Valente and Gouguet hopeful city will wait for Phase II assessment on Valspar property
Tuesday’s meeting of the City Council of Picayune is one of special interest because the council will take up an agenda item on whether the City of Picayune should take a donation of a parcel of land, last used by Valspar, that appears to have the presence of hazardous materials.
In a Phase I Environmental Site Assessment Report created by Gulf South Associates’ Kevin McMahon, the property, located at 210 Crosby Street, “is comprised of six parcels totaling approximately 28 acres located on the south side of Palestine Road, Crosby Street, and Wisteria Lane, and the north side of Davis Street in a mixed-use commercial, industrial, and residential area within the Picayune city limits. According to the Pearl River County Tax Assessor, ownership in the subject parcels is currently vested in Sunbelt Coatings, Inc. in care of the Sherwin Williams Tax Department.”
Two council members, Wayne Gouguet and Tammy Valente, have both spoken up about their concerns if the city should take the property. Their concerns are validated in the report which casts doubt the property is free from contaminants.
The report states. “The identification of recognized environmental conditions in connection with the subject property may impose an environmental liability on owners or operators of the site, reduce the value of the site, or restrict the use or marketability of the site, and therefore, further investigation may be warranted to evaluate the scope and extent of potential environmental liabilities.”
Both Valente and Gouguet do not want the city to acquire the property and later learn the property will require cleanup activities due to the presence of hazardous materials that could cost the city a lot of money. Both are hopeful other city leaders will not vote to accept the ‘free’ property and instead wait for a Phase II inspection to be performed and report generated to ensure the city will not have any liability of contaminants should it accept the property.
Councilman Gouguet has many concerns about the city taking this property.
“Brown field sites are a complicated issue. EPA/MSDEQ want the city to take the property, but probably are not representing our best interests, but their own interest. My contact in DEQ told me the contamination from the Valspar activity was outside the superfund SOW and was not evaluated. I believe the Phase I report bears that out. I still have concerns if we do not have a good handle on the extent of and severity of the contamination on the property, how do we risk exposing city workers?”

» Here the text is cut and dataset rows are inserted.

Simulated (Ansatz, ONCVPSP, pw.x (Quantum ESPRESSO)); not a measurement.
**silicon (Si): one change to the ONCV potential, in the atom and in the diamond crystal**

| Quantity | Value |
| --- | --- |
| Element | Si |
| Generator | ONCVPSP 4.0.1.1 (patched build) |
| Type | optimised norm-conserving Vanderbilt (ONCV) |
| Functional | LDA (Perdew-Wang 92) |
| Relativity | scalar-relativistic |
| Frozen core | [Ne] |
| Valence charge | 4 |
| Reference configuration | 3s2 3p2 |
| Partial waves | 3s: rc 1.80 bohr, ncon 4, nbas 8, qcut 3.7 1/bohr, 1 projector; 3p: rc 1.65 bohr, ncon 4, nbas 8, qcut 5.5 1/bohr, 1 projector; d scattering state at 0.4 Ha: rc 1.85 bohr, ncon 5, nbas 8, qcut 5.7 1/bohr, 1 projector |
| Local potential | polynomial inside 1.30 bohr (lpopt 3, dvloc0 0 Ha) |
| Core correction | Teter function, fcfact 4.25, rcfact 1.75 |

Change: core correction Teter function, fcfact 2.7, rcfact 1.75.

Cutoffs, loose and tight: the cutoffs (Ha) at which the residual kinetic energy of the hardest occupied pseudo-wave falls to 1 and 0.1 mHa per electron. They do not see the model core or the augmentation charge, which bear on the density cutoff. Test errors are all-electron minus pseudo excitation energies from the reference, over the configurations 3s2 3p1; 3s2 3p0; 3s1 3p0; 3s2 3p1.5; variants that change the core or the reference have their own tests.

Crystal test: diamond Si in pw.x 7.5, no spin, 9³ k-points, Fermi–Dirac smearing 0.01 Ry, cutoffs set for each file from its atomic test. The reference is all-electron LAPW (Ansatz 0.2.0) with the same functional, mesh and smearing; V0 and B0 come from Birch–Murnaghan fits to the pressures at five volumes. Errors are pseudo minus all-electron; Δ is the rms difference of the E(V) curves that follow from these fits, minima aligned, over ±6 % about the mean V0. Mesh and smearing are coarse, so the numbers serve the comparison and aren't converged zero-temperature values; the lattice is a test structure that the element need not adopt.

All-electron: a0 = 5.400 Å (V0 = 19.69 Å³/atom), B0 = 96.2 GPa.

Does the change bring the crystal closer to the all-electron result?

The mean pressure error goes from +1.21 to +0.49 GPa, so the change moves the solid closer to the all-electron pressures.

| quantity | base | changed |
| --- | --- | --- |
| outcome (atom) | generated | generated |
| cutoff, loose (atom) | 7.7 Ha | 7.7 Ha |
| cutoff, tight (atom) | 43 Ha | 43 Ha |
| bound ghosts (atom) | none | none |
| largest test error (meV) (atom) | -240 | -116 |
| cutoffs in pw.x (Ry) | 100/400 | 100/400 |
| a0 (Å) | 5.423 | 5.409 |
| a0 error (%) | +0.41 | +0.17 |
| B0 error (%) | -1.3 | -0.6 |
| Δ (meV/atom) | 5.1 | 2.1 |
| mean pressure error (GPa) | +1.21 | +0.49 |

The Superfund cleanup at the old Picayune Wood Treating Superfund site does not include the Valspar property according to information on the state’s MDEQ site.
Valente stated, “We need more information and a Phase II assessment is a good start toward that diligence. There are a lot of details we need to make sure we have all of the data to support our decision. This decision has to be for the well-being for the city of Picayune, its residents, and our city employees.”